This simple, yet elegant chickpea pasta sauce with rosemary and spinach makes a satisfying weeknight dinner that needs just enough time for your pasta to cook up. And let’s face it, anything with chickpeas is a sure bet to please everyone.

Ingredients

  • 12 ounces, fluid Dry Spaghetti Or Tagliatelle
  • 14 ounces, fluid Canned Chickpeas (Garbanzo Beans), Rinsed And Drained (Reserve 1/4 Cup Liquid Or Aquafaba)
  • 1 Tablespoon Fresh Rosemary, Chopped
  • ½ teaspoons Red Chili Flakes
  • ½ teaspoons Ground Black Pepper
  • 2  Shallots, Minced (about 1/3 Cup)
  • 3 cloves Garlic, Minced
  • 2 cups Almond Or Other Plant Milk
  • 1  Lemon, Divided
  • 3 cups Chopped Spinach

Preparation

Bring a large pot of salted water to a boil and add the pasta. While the pasta cooks, prepare the sauce.
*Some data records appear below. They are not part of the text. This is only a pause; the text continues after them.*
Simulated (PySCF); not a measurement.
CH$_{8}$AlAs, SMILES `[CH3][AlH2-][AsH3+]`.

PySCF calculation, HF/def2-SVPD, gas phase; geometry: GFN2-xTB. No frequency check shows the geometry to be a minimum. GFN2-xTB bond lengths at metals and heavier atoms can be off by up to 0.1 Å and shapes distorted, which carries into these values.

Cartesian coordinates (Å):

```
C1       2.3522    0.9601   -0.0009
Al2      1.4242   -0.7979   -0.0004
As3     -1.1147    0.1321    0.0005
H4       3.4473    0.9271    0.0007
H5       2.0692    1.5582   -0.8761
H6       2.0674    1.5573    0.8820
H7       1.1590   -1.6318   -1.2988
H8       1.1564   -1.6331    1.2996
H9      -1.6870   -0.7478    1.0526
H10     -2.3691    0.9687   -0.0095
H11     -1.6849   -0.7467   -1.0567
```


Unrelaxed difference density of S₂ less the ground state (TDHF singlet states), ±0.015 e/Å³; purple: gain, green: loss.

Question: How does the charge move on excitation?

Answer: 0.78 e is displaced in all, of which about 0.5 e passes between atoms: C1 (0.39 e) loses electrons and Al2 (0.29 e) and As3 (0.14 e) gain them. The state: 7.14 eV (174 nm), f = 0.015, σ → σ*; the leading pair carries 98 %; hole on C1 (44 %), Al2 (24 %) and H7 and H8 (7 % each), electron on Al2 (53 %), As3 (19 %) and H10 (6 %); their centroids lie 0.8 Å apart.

In a large skillet or medium pot, add chickpeas, rosemary, red pepper flakes and black pepper. Stir chickpeas occasionally until they start to brown and pop, 5–7 minutes.

Use a spoon to transfer about half the chickpeas to a bowl. Reduce heat to medium, add shallots and garlic to the skillet, and sauté until shallots are soft, about 1 minute. Season with salt and pepper.

Add plant milk and 2 tablespoons aquafaba. Stir to mix everything and allow it to simmer on low for about 5 minutes until sauce starts to thicken.

Cut lemon in half. Juice one half and slice the remaining half into wedges for serving.

Add chopped spinach and lemon juice. Stir to wilt the spinach (about 3 minutes). Taste to check for seasoning.

Once pasta is done, turn off heat and using tongs, transfer the pasta to the skillet. Mix well. Top with reserved chickpeas and serve with lemon wedges as a garnish.